No report I have seen deigned to mention it, but Jimmy Ballard took the field for Fulham off the substitutes’ bench at West Ham after 77 minutes. By all accounts he didn’t do very much.

How could he, since he hadn’t played a first team game since his appalling, severe knee injury in Fulham’s fourth match last season. Till then he had looked in coruscating midfield form, an inspiration to the team, having come to them from Wigan. Without him, Fulham’s midfield couldn’t possibly look the same. Any more than could their attack this season when, early on and with no opponent near him their American centre forward, Brian McBride, was hurt and denied to them ever since then. McBride being far and away their chief hope of making or taking goals, with his evasive positioning, his power in the air, his opportunism.

Such absences were compounded by the policies on and off the field of Lawrie Sanchez, the Northern Ireland manager who replaced Chris Coleman – now doing quite well in Spain with Real Sociedad , the Basques – late last season. Sanchez is known to favour the long ball; all very well when Fulham still had the supreme distribution of Johnny Haynes to exploit it, but largely ineffectual now.

Sanchez’s transfer police was deeply controversial. He got rid of his towering centre back Zat Knight, who was happy to move back to his native Birmingham to join Aston Villa, but he left Fulham’s defence all too vulnerable in the air. Disputable too was the decision by Sanchez to sell another big man, Senegal’s Papa Bouba Diop, to Portsmouth. His sheer strength has unquestionably been missed in midfield. And it was perhaps significant that when Portugal’s attacker, Luis Boa Morte, also sold by Sanchez, came on as a sub last Saturday at Upton Park, the Fulham fans who were present gave him a loud cheer. Fulham last season were a very luck team to stay up. They did so largely because Liverpool, disgracefully, put out against them in a vital late match, what was virtually a reserve team; and lost.

So what of Roy Hodgson if Fulham go down, which their present five points disadvantage makes more and more likely? I’ve known and admired Roy for many years. Not least when in the late 1990s I spent time with him out at Inter’s Appiano Gentile training ground near Milan. The son of a Croydon bus driver, never more than a moderate amateur footballer. Roy made his name as a manager in Sweden, above all at Malmo with whom he won no fewer than five consecutive championships.

He realised, he once told me, that he had been spoiled in Sweden when he accepted the chance to coach Neuchatel in Switzerland, with their volatile Italian owner. But from there he went on to become an outstanding manager of the Swiss national team which; under his aegis, qualified for the first time for 28 years for the finals of the World Cup in 1994 in the USA, beating Italy at home enroute and very nearly beating them away. In the USA, the Swiss reached the second round where Spain beat them. “We played the football,” recalls Roy, “they scored the goals.”

***************

It was Don Quixote who tilted at windmills. An analogy here, perhaps, with those in football journalism who try to defend the indefensible; in the shape of the hapless Steve McClaren.

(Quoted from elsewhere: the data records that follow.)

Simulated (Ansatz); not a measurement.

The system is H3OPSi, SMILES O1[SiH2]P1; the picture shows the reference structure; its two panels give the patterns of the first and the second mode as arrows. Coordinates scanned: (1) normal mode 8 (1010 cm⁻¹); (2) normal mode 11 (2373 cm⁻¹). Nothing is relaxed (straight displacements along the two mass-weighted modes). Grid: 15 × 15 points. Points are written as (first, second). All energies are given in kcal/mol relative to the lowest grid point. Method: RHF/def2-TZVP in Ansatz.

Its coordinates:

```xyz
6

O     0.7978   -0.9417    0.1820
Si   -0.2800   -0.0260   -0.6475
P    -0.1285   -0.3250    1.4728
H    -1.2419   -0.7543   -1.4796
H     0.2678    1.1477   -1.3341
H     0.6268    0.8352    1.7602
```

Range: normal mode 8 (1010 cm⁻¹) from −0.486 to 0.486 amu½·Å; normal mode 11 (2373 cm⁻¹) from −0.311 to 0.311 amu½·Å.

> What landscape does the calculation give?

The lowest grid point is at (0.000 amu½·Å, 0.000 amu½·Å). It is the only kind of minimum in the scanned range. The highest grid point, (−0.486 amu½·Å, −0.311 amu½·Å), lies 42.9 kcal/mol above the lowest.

To suggest that, had he stayed in office, things for England could have gone better stretches credulity. How, with England out of the European finals, could they have got any worse? The suggestion that he has been loyal and true not to blame his players ignores the fact that they were far too often the wrong ones. The endless failure to perceive that Gerrard and Lampard could not co exist. The ludicrous decision to keep Paul Robinson in goal as he was so clearly a bundle of nerves. The 3-5-2 fiasco in Croatia. The fatuous obsession with a waning David Beckham. The defence – or should it be the offence?

***************

Last Saturday, I was at Stamford Bridge to see Nicolas Anelka make, in the 57th minute against Spurs, his debut for his new club, Chelsea. And most impressive it was. Only a glorious save by the Spurs keeper, Cerny, and the underside of the bar prevented him scoring.

With Didier Drogba – still seemingly determined to leave Stamford Bridge and Andrei Shevchenko still injured. Anelka could be of his importance to Chelsea, on his second spell in London. His first of course came years ago when the predatory Arsenal filched him from an outraged Paris Saint Germain, for nothing, though they later tossed PSV a derisory half million pounds. Later selling him to Real Madrid for £22 million plus, his dreadful brothers, acting then as his agents seemed perpetually to wind him up when he was at Highbury, leading him constantly to complain of this and that.

But his supreme talent as a striker were undeniable. Not least when he scored twice for France against England in a Wembley friendly and had a third doubtfully disallowed. He has cost Chelsea £15 million in his transfer from Bolton, money which Roman Abramovich can pull out of his back pocket. But meanwhile, it will be fascinating to see whether Queens Park Rangers, with Ecclestone, Briatore and, above all the super rich Mittal behind them, can in time overhaul even Chelsea.

At least QPR, under the wise aegis of Luigi Di Cano, have spent a lot of money on little known players, their chief preoccupation being to stay in the so-called Championship. Not helped when, it seems, when they were refused a blatant penalty for hands at Sheffield United. But from next season on, watch their smoke.